This GitHub repository contains the code and tools used in the research paper titled Robustness of graph embedding methods for community detection
(
arXiv:2405.00636
). The project focuses on evaluating robustness of community detection methods based on graph embeddings.
If you use the script please cite this paper:
@article{
title={Robustness of graph embedding methods for community detection},
author={Wei, Zhi-Feng and Moriano, Pablo and Kannan, Ramakrishnan},
journal={arXiv preprint arXiv:2405.00636},
year={2024},
url = {https://arxiv.org/abs/2405.00636}
}
Below is a brief guide to the organization of the repository.
In the folder 0. Package WGE
, you will find some basic tools and functions we designed to carry out various tasks. They are enclosed as a package WGE
, which can be installed from the folder.

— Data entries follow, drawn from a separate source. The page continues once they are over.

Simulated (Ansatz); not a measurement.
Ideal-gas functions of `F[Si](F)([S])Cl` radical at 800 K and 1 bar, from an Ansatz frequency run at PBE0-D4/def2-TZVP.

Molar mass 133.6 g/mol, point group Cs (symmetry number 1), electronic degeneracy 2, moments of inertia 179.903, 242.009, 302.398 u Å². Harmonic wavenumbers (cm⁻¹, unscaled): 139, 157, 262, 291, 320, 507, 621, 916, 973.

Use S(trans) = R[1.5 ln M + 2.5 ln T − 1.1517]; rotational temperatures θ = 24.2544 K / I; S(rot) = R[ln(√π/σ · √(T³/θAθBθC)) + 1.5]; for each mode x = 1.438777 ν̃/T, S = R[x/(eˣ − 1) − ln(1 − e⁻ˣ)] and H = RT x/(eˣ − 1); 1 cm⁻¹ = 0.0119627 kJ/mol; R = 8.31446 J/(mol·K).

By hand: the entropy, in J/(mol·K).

In the folder 1. Real World Graph Pre-Processing
, you will find two real-world networks stored in .gml
files. The notebook GML_2_NetworkX & Test.ipynb
is provided to extract the edge list and community membership of nodes in these real-world networks. Additionally, the notebook tests the distribution of community sizes and degree sequences for both networks.
Navigate to 2. Graph Generation and Pre-Processing
to find files (Gene_1k.py
, Gene_1w.py
, Gene_1k.ipynb
, Gene_1w.ipynb
) for generating LFR networks. The betweenness centrality of network nodes are also calculated and output. The notebook Gene_Btwn_Rank.ipynb
allows obtaining node ranks based on betweenness centrality.
In the folder 3. Edge Removal Process
, there are two programs: remove.py
for synthetic LFR graphs and remove_real.py
for real-world graphs. These programs generate sequences of edges and nodes to be removed. Files with the extension **.stoch_rmv
contain edge removal based on random node selection, while **.rank_rmv
files contain edge removal based on targeted node selection considering betweenness centrality rank.
Navigate to the 4. Main
folder to find programs Graph_Disturb.py
and Graph_Disturb_real.py
. These programs are used to calculate ECS similarity scores with more edges removed from graphs.
Detailed instructions and examples for running the code are provided in each folder's respective README files.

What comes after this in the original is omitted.